Mixing Course - Part 5: Enemies of Digital (Errors and Noise)
“Isn’t digital perfect? It’s just 0 and 1—why are there errors?” Many people believe digital audio is clean and unchanging. But the digital world has scary enemies. They can ruin our precious recordings and make our results sound unprofessional. (Ding—error!)
Let’s meet the two main villains: jitter and clipping.
1. Clipping: a sound with its head cut off
The most common—and most fatal—mistake. In Part 4 we learned about bit depth. Digital containers have a maximum size (0 dBFS).
If water overflows a cup, the floor gets wet. But if sound exceeds 0 dBFS? The top of the waveform gets sliced off—clipped. (Chop!) A smooth wave becomes a square wave, causing heavy distortion and an ugly “zzzz!” noise.
- Analog distortion: tubes or tape distort softly and warmly when pushed. (Musical)
- Digital clipping: cold, harsh, ear‑piercing noise. (Unmusical)
Solution: Never exceed 0 dB. When recording, keep your loudest peaks around ‑6 dB to ‑10 dB. “Won’t it be too quiet?” Don’t worry. You can turn quiet recordings up later. You can’t fix a clipped sound, but you can raise a quiet one. (Safety first!)
2. Jitter: a shaky clock
This is a bit complex, so let’s use an analogy. Imagine jump‑roping while a friend turns the rope. If they turn it steadily (tick‑tock‑tick‑tock), you can jump easily. (Nice rhythm!) But if they’re drunk and speed up or slow down (tick—tock—tick—‑tock), you’ll trip.
Jitter is when the clock timing of digital sampling wobbles. At 44.1 kHz, we must sample 44,100 times per second at precise intervals—but tiny timing errors occur.
- If jitter is bad:
- The sound loses focus (blurry feeling)
- The stereo image narrows
- Highs sound rough and cold (gritty)
Solution: With any interface above ~100,000 KRW, jitter isn’t a serious concern. However, in complex pro setups using word clock connections, the “master clock” must be set correctly. For home recording, remember just this: Use a good interface and keep your drivers updated. (Check often!)

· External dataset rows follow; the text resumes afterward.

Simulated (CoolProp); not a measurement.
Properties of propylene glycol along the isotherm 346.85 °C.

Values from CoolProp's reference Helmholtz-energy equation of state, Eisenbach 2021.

3. Pop noise and click noise
- Pop noise: the “puh, tuh, ts” air bursts hitting the mic (“puh!”).
- → Always use a pop filter. (Pops are painful in mixing.)
- Click noise: “tick! tick!” when the computer stutters.
- → Increase buffer size. (Recording: 128 or lower, mixing: 1024 or higher)
The three commandments of digital audio
- Red light is dead light. (Red on the meter means death. Never exceed 0 dB.)
- Record low. Clipping is scarier than noise.
- Don’t skimp on computer specs. If the CPU struggles, the sound struggles too. (Stutter—stutter!)
[Common Beginner Mistakes] 💥
- “It’s only good when the red light hits.” Some people feel pleasure when the meter turns red (0 dB). That’s not pleasure—it’s the scream of tearing sound. (Zzzzt!)
- “Ignoring gain staging.” You recorded too loud and already clipped, then turn down plugin volume and say “It’s fine now.” If the head is chopped off, putting a hat on it doesn’t grow it back.
- “Pop filters are just for style?” They’re not for looks. They protect the mic from burst air on “p, t, ts.” Skip it and you’ll suffer through “puh‑puh” pops in mixing.